Tom Lovelace lives and works in London. He studied Fine Art, specialising in Photography at the Arts University Bournemouth, receiving First Class Honours before reading Art History at Goldsmiths College, London. Lovelace works at the intersection of photography, sculpture and intervention. His practice is grounded in a reinvention of everyday objects, materials and processes. The history of photography and its relationship with the disciplines of sculpture and performance underpin his research.
Lovelace has exhibited across the UK, Europe and USA. His work has been displayed alongside Richard Wentworth, Eva Stenram, Graham Gussin, Martha Rosler and Ai Wei Wei.
In 2015, Lovelace was nominated for the Deutsche Börse Photography Prize and the Prix Pictet award. Features and reviews include The Guardian, The Telegraph, Financial Times, Time Out London, Contemporary Art Society, Dazed and Confused, Philosophy of Photography, Art Licks, Of The Afternoon, Source Photographic Review, a-n and The Rebel Magazine. His book Work Starts Here is currently held in the Tate Artist’s Book Collection.

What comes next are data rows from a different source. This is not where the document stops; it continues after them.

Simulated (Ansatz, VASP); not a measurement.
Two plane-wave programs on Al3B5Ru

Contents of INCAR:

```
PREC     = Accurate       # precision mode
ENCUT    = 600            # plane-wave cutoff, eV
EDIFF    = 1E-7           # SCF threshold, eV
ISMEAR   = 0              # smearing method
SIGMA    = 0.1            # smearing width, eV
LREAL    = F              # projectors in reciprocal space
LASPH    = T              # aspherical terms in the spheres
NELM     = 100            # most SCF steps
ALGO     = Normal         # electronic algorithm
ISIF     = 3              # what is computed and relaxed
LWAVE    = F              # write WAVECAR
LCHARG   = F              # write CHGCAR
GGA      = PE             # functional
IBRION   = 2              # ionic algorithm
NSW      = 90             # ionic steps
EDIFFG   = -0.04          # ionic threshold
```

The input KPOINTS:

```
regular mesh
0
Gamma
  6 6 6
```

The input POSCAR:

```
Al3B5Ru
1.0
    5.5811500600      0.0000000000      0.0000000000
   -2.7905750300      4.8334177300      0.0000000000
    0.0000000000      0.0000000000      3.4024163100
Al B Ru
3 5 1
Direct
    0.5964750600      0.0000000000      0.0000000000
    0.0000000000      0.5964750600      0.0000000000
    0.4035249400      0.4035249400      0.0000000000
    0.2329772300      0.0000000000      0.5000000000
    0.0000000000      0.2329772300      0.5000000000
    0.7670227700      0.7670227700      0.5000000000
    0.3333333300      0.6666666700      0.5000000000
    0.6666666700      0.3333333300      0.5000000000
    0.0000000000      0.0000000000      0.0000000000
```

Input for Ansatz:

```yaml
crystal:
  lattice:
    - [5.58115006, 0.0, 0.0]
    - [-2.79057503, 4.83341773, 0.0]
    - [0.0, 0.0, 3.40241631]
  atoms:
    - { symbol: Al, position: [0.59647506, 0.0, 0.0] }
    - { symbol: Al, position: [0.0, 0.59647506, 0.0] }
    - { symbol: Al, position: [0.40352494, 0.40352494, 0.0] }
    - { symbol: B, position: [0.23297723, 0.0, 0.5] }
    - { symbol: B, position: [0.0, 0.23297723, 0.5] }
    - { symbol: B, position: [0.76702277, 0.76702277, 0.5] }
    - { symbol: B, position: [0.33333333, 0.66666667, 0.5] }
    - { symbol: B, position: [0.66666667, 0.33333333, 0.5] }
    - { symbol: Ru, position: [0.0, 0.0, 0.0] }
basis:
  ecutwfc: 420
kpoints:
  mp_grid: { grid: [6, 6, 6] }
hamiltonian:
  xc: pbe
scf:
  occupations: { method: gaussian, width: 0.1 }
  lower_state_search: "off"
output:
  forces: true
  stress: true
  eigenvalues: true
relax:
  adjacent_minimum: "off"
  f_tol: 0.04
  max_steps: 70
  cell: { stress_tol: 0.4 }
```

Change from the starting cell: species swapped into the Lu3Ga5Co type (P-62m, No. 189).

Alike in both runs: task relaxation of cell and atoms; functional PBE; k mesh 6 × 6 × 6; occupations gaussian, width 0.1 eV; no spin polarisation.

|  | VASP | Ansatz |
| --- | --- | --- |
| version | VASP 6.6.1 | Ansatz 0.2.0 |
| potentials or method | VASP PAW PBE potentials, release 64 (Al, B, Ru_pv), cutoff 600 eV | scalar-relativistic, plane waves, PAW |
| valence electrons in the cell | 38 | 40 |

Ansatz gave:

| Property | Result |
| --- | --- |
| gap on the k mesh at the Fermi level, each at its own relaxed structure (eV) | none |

The work of Tom Lovelace encourages wanderings across decades, re-considering the photograph as document or art (Fox Talbot), the photographic document as art or anti-art (Breton, Bataille, Brecht), and the endless permutations that are part of Conceptual Art and its legacy.
(David Evans)
Tom Lovelace’s work explores the boundaries of representation. Pursuing the questions prompted by his vehement style of photography, he orchestrates spatial and sculptural installations through extensive survey and experiments into the conceptual boundaries of photography. Lovelace suggestively fabricates temporary structures for the purpose of superseding the site of their execution or documentation as photograph. The object and the photograph reveal the tangible materiality of sculpture and the optical truth of photography, and by moving between these disciplines Lovelace forges his inherent style.